Have you ever had leftover cooked chicken that you didn't know what to do with? Here is the perfect answer - a slightly spicy, Mexican casserole. I can't remember where I found this recipe, but it came together in minutes and baked for about 30 minutes, so dinner was on the table in no time!
Chicken Tamale Casserole
1 cup shredded cheddar cheese, divided
1/3 cup milk
1 tsp cumin
1/8 tsp ground red pepper
1 can cream style corn
1 (8.5 oz) box corn muffin mix
1 (4 oz) can chopped green chilies, drained
1 can red enchilada sauce
2 cups shredded cooked chicken breast
1/2 cup sour cream (optional)
Preheat oven to 400 degrees.
Combine 1/4 cup cheese, and next seven ingredients (through chilies) in a large bowl, stirring just until moist. Pour mixture into 9x13 baking dish, sprayed with cooking spray.

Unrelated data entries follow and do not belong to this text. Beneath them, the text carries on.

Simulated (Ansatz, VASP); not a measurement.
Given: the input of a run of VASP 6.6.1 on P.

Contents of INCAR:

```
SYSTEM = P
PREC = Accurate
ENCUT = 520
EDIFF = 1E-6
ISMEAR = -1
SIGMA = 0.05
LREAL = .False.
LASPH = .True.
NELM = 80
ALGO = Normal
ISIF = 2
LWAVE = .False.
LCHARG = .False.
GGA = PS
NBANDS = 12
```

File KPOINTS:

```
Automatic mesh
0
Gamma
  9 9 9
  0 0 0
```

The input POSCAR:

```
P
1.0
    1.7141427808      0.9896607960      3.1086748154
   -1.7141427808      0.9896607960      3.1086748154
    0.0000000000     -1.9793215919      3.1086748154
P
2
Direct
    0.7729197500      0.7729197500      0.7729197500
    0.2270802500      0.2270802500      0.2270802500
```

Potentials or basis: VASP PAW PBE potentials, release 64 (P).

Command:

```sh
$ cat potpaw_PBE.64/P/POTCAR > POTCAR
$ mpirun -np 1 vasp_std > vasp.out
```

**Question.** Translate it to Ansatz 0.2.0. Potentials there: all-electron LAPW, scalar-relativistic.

Bake at 400 degrees for 15 minutes or until set. Pierce entire surface liberally with a fork; pour enchilada sauce over top. Top with chicken; sprinkle with remaining cheese. Bake at 400 degrees for 15 minutes or until cheese melts. Remove from oven; let stand 5 minutes. Cut into 8 pieces; top each piece with 1 tablespoon sour cream.